John Zenger currently resides in Salt Lake City, in the state of Utah.
Reviews - What do customers think about The Extraordinary Leader : Turning Good Managers into Great Leaders?
Paradigm-changing leadership model based on research! Jun 7, 2007
The authors' research-based leadership model gives great insights into leadership development.
A sensible, paradigm-breaking approach to developing strengths instead of working on weaknesses.
Good secular leadership book Aug 2, 2006
Though Zenger and Folkman stated that leadership is developed, they concluded that people must naturally possess basic leadership traits (231). They admit, however, that being born with natural abilities is not enough for one to become a great leader (231). Since one must have natural abilities of leadership first, this last statement seems contrary to their suggestion that people can improve their "leadership outcome" by "deciding to become a great leader" (232).

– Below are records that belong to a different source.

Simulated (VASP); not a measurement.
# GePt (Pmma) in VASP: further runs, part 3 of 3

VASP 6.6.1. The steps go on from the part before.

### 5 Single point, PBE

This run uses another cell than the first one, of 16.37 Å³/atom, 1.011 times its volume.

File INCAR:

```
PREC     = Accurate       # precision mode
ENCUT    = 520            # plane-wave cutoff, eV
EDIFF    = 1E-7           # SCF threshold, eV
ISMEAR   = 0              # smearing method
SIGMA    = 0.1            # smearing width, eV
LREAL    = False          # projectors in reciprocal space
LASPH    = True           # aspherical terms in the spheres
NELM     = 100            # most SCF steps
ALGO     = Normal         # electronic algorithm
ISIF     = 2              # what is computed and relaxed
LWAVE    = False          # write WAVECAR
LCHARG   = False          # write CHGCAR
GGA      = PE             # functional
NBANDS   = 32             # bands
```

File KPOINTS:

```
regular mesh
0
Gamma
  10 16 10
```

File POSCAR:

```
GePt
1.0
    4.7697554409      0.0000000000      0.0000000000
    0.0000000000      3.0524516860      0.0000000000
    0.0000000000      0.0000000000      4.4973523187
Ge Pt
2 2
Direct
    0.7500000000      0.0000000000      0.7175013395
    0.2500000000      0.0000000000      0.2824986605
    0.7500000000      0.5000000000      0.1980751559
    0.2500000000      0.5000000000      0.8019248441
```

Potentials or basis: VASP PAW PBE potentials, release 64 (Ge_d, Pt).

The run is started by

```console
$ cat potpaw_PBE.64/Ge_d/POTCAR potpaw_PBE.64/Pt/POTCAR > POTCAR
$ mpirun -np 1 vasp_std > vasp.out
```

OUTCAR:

The authors stressed that strengths, not weaknesses, ought to be improved. Halfway through the book, though, Zenger and Folkman added that "in some cases" improvement of weaknesses was the best place to start (158). They referred to these weaknesses as "fatal flaws," which they claimed led to "failure in leadership" (160). The effects of "fatal flaws" not only affected the individual, but also the leader's subordinates (168). To illustrate this occurrence, they recounted a story of the "tyrannical" vice president who had no interpersonal skills. His inapproachability and his inability to accept ideas from others created subordinates who lacked initiative or creativity. Even under the leadership of a new vice president, these individuals could not recover from the effects of being "smothered" by the previous leader (168).
Zenger and Folkman posed several evaluative questions. For instance, one query asked, "Can people really change?" Others include, "Are people truly valuable? Do people possess latent talents and abilities?" and "Is it worth the organization's investment to help an individual fix a fatal flaw in his or her leadership skills?" (169). This book was not written from an evangelical Christian perspective, and as such, the answer to these questions were oblivious to the fact that people are image bearers of God. The truth is that people are capable of change with God's help (Matt. 19:26). They are also very valuable to Him, in fact, the Bible is clear about people's special place in creation: "What is man that You are mindful of him? ...For You have made him a little lower than the angels, and You have crowned him with glory and honor. You have made him to have dominion over the works of Your hands; You have put all things under his feet (Psalm 8:4-6).
People are valuable because they are made in the image of God (Gen. 1:26). Due to the fall, all humans are sinful creatures and in need of redemption (Gen. 3). The expression of an organization's love is its investment to help an individual "fix a fatal flaw" in his or her leadership skill. This love is reminiscent of God's love towards mankind. Just as Christ's death and resurrection offers people a second chance, an organization should offer restoration to an individual.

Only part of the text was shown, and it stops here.